So I came home and enjoyed my other records and started to second guess myself. Listened to the CD rips again, thought they were at least not bad, and as Christmas approached decided: I’m not going to live forever, and I would prefer to die owning this album. I don’t often resort to online record sales, but I found a marginally cheaper source for it and decided this was at least one Christmas present to myself.
I know audiophiles argue back and forth, back and forth about whether CD or vinyl is superior and why. I have some records on both formats and there isn’t necessarily consistency in which is the better form, but in this case: holy cow does the vinyl record sound better than the CD. It’s vibrant, alive, and really nothing I would have expected of something recorded in a setting like Woodstock.

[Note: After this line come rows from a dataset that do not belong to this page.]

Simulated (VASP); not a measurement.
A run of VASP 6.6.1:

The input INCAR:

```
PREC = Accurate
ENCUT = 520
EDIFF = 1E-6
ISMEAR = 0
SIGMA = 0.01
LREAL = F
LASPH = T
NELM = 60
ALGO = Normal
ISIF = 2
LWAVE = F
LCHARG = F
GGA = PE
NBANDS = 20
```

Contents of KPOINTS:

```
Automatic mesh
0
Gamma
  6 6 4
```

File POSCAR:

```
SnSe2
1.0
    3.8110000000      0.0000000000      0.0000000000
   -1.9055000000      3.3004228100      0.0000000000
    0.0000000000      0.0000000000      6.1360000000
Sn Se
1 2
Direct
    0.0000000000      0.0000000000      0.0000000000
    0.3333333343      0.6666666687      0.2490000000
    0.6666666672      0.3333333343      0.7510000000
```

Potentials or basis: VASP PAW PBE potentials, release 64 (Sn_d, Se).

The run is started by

I can’t stop playing this. Since I got it in 1979, I have consistently said that “Bless Its Pointed Little Head” is my favorite live album, ever. But . . . but . . . but, this may be better. It’s certainly more. I’m not ready to declare yet, but when I’ve played this a few hundred more times by the end of the year, I may at least put it in a tie with Bless. The band is loose, fluid, amazing. Jamming without ever getting lost or boring, able to go with the flow. Even the “turn out the lights” part of Bless, one of those little moments of reality that makes it great, is echoed with Grace’s musical call to be able to hear on one of the monitors, which she delivers with such style and subtlety. Despite having spent more than on any other album, I have zero regrets.